If you have a great technology idea, you will need financial resources to develop it. An inventor or entrepreneur should develop a long-term financing strategy for their technology. The following checklist can help you develop the right financing approach.
- To help determine the best approach for your idea, decide what you want your role to be in developing the idea. Ask yourself the following question:“As the inventor, what level of involvement do I want in the commercialization of the technology or idea?” If you desire a low level of involvement, one mainly focused on research and technology, then consider one of the following courses of actions:
- pursue a licensing financing strategy directly or with assistance
- take a small amount of financing either through a government grant program, a loan, or by selling an ownership interest in the technology to a third party; do this in order to further develop the technology and increase the likelihood of a successful licensing outcome (or to maximize the value of a licensing deal)

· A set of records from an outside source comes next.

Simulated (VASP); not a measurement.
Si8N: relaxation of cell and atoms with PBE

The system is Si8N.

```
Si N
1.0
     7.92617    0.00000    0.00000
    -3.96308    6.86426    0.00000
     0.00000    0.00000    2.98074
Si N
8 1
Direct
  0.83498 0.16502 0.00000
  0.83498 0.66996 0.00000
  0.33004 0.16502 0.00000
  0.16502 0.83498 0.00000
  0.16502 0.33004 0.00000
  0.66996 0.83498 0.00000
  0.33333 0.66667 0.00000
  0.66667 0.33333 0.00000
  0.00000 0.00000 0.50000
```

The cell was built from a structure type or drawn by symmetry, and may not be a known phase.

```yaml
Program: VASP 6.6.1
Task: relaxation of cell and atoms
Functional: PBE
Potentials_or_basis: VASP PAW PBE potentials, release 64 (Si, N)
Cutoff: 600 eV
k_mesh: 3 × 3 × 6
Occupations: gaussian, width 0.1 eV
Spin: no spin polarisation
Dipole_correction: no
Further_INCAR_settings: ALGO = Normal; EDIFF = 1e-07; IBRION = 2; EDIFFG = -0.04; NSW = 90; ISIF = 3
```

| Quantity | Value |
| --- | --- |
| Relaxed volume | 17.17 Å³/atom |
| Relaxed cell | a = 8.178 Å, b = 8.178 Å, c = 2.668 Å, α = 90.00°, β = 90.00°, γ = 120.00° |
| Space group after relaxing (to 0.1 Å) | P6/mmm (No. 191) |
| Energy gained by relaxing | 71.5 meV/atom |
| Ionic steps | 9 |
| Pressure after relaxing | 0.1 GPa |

- find and engage an entrepreneurial partner who will develop and execute a business and financing plan for the commercialized technology in exchange for a negotiated ownership interest in your business
If, however, you desire a high level of involvement in the business, then you’ll likely incorporate and need to develop a business and financing plan. Consider adding an entrepreneurial partner or team members if your skills and experience concentrate largely in the technology-development area.
- If you are a first-time entrepreneur, ask yourself whether you have the characteristics to succeed and whether prospective investors will recognize those attributes.
- If you conclude that you’re an entrepreneur, then you need to set up your new business and work on your financing strategy. Once that is underway, determine if you’re ready to accept investment from outside investors to build your business. If so, gauge what types of financing and how much money you can access based on your track record and your personal assets, including those of your family, friends and contacts. For assistance with this process, refer to the article in this database called Are you ready for a private investor?
After working through the checklist above, you should have a better sense of what kind of financing is appropriate for your situation. If you have determined that you are NOT ready to accept outside investment or cannot access investor networks for your business, a “bootstrapping” strategy may work for you.
If you ARE ready to accept outside investment and believe that you can access sufficient financing from investors, develop a long-term financing strategy for your business that plans for equity investment and the use of debt to start and scale your business.